Mathematical Geophysics Science Update

Advancing AI for Earth Science: A Data Systems Perspective

Tackling data challenges and incorporating physics into machine learning models will help unlock the potential of artificial intelligence to answer Earth science questions.

By Manil Maskey, , Kevin J. Murphy, and Rahul Ramachandran

The Earth sciences present uniquely challenging problems, from detecting and predicting changes in Earth’s ecosystems in response to climate change to understanding interactions among the ocean, atmosphere, and land in the climate system. Helping address these problems, however, is a wealth of data sets—containing atmospheric, environmental, oceanographic, and other information—that are mostly open and publicly available. This fortuitous combination of pressing challenges and plentiful data is leading to the increased use of data-driven approaches, including machine learning (ML) models, to solve Earth science problems.

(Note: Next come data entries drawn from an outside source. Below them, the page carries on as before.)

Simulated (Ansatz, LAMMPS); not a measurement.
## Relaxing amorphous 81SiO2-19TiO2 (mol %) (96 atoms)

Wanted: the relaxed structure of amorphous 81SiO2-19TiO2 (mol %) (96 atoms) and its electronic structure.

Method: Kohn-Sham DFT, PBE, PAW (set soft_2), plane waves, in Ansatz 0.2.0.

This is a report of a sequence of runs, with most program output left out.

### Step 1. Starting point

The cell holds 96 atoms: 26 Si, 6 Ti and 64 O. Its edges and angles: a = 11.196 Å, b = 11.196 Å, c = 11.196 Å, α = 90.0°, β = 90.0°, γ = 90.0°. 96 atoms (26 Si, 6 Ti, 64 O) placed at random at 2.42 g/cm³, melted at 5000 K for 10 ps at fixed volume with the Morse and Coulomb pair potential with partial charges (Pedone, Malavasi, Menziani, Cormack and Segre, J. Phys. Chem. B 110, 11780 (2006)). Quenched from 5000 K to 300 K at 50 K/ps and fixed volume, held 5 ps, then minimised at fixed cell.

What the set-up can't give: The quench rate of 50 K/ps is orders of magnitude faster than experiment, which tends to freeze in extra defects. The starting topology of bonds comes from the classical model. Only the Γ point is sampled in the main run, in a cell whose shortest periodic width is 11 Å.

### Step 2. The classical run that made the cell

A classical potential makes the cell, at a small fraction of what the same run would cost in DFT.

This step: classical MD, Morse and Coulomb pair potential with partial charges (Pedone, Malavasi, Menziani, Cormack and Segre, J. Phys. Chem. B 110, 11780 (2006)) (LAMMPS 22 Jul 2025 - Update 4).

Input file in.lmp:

Data figure showing yearly number of Earth science papers from major publishers that discuss or use supervised machine learning
Fig. 1. The yearly number of Earth science papers from major publishers that discuss or use supervised machine learning. AMS = American Meteorological Society, IEEE = Institute of Electrical and Electronics Engineers, SPIE = International Society for Optics and Photonics. Credit: Katrina Virts and Rahul Ramachandran

Machine learning, a type of artificial intelligence (AI) in which computers learn from data, has been applied in many domains of Earth science (Figure 1). Such applications include land cover and land use classification [Jin et al., 2019], precipitation and soil moisture estimation [Kolassa et al., 2018], cloud process representations in climate models [Rasp et al., 2018], crop type detection and crop yield prediction [Wang et al., 2019], estimations of water, carbon, and energy fluxes between the land and atmosphere [Alemohammad et al., 2017], spatial downscaling of satellite observations, ocean turbulence modeling [Sinha, 2019], and tropical cyclone intensity estimation [Pradhan et al., 2018], among others [Zhu et al., 2017].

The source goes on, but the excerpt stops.